The Israeli Consulate in Atlanta plans to send a letter of complaint to CNN after its host Christiane Amanpour said last week that members of the Dee family were “killed in a shootout”, JPost reported on Wednesday.
“The mother and two Israel-British sisters – they were killed in a shootout,” Amanpour said during her show, seemingly implying that the victims of terror were also shooting.
The Foreign Ministry confirmed that it is working on a complaint, after a source saw a draft of the letter.
Lucy Dee and her daughters Rina and Maia were murdered last month when terrorists opened fire at their car in the Jordan Valley, shooting them over 20 times.
Rabbi Leo Dee, husband and father of the victims, told media watchdog HonestReporting on Tuesday that he demands an apology from CNN and Amanpour, according to JPost.

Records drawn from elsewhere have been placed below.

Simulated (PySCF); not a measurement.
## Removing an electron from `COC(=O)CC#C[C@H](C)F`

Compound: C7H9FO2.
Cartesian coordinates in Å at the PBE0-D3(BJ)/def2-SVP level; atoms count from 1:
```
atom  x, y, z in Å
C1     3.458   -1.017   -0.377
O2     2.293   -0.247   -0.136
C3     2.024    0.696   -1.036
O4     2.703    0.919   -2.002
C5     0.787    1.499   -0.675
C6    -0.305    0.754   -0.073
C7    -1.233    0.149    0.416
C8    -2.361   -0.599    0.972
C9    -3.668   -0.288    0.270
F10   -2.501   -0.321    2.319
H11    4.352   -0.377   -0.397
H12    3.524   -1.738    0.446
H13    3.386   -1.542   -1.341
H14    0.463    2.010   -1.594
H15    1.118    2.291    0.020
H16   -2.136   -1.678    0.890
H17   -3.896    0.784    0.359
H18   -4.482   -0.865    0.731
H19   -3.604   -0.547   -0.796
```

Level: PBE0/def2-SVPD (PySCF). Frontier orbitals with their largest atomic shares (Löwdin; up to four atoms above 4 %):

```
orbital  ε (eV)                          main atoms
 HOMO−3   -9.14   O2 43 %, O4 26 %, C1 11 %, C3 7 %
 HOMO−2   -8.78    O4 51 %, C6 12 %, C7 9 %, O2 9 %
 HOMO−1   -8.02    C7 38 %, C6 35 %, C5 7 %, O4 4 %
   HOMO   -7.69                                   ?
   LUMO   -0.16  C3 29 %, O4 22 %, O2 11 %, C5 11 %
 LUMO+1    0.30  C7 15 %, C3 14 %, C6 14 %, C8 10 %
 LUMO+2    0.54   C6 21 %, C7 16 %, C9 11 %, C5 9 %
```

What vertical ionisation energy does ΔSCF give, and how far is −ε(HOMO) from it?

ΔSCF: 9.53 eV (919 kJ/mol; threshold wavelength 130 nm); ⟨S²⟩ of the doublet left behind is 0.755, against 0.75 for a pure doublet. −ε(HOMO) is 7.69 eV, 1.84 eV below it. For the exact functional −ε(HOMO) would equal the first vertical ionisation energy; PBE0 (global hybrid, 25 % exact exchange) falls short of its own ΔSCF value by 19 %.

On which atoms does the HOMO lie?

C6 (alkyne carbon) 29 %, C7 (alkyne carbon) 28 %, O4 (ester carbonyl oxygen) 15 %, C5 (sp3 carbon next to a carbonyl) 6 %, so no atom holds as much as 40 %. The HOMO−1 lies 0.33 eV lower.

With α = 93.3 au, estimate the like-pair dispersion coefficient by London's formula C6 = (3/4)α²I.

Amanpour is no stranger to controversial statements regarding Israel.
In 2013, during an interview with then-Economy Minister Naftali Bennett, she insisted on referring to Judea and Samaria as the “occupied West Bank”, claiming that the term was “an international term”.
Bennett stressed in his response, “One cannot occupy his own home.”
A similar incident occurred last year when Bennett, this time as Prime Minister, gave an interview to Amanpour, during which she asserted that “the West Bank has been occupied since 1967”.
In 2020, Amanpour caused an uproar when she called the Trump presidency an “assault” on human civilization comparable to that carried out by Nazi Germany during the Kristallnacht pogroms in 1938.
The Israeli government demanded an apology from CNN over the comparison. Amanpour ultimately apologized for the comparison, saying, “Hitler and his evils stand alone, of course, in history. I regret any pain my statement may have caused. My point was to say how democracy can potentially slip away, and how we must always zealously guard our democratic values.”
Most recently, Amanpour implied on her program there is a comparison between the actions of Israel and those of the Syrian regime.